Protect consumers’ access to payment accounts

Banks restrict consumers’ access to payment accounts more than is necessary to manage money laundering risks. We want to see stricter requirements on banks to make assessments of consumers on an individual basis. Banks should also consider whether they can offer a more limited range of services instead of closing a customer’s account.

It is essential for consumers to have access to financial services in order to participate in society. Not having a payment account makes it difficult to make payments, receive deposits and, in some cases, for a consumer to keep their employment. It is therefore important that banks apply the anti-money laundering requirements in a way that ensures that consumer access to payment accounts is not unnecessarily restricted.

There is a risk that a bank's assessment as whether to offer a consumer an account is too broad, informed by characteristics of a group of customers rather than by the risks that the individual consumer poses. This approach can make it unnecessarily difficult, if not impossible, for certain consumers to get access to a payment account.

We support the Payment Inquiry's proposal to introduce a new legal requirement for banks to conduct a review of whether there is an alternative to account closure in some instances. This review should be mandatory in instances where the customer's circumstances or characteristics could lead the bank to determine that there is a heightened money laundering risk associated with the consumer's account. An example would be where a customer lacks standard identification documents. In such a situation, the bank should conduct a review of the customer's circumstances to determine whether they could offer an account with more limited services instead of closing the account.

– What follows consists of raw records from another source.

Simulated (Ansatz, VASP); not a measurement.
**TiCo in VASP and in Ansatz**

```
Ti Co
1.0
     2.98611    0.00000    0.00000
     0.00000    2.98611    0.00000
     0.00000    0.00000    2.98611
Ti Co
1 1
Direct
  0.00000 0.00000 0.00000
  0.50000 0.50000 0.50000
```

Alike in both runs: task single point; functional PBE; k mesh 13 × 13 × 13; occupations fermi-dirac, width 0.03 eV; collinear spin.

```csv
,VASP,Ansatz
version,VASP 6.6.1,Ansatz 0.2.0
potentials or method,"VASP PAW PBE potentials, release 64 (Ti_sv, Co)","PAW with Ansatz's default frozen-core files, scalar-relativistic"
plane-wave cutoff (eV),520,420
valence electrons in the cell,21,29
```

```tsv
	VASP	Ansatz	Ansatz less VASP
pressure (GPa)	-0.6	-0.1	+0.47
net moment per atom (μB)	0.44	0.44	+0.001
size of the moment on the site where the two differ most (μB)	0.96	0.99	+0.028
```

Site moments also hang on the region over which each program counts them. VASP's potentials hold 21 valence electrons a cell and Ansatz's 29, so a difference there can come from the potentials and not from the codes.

However, we are concerned that it is not only existing customers who may have their accounts closed unnecessarily. Consumers are often denied access to a payment account at the point of application. Banks should therefore also be legally required to make a similar review to determine potential alternative options for consumers who would otherwise have their account application denied. Any new legal requirements introduced should be written in such a way that they are compatible with existing anti-money laundering legislation.

"All consumers need access to a payment account in order to live and work in Sweden. It is essential that banks work to counteract money laundering, but consumers' right to a payment account should not be restricted unnecessarily. Imposing stricter requirements on banks to consider alternative solutions to account closure can reduce this risk," says Malin Alpen, Executive Director of Payments at Finansinspektionen.

We also agree with the Inquiry that the State should work to make Swedish digital payment infrastructure more resilient. We also call for greater clarification regarding co-operation and areas of responsibility when it comes to crisis management between government authorities, including between FI and Sveriges Riksbank, and support greater collaboration between authorities and government departments.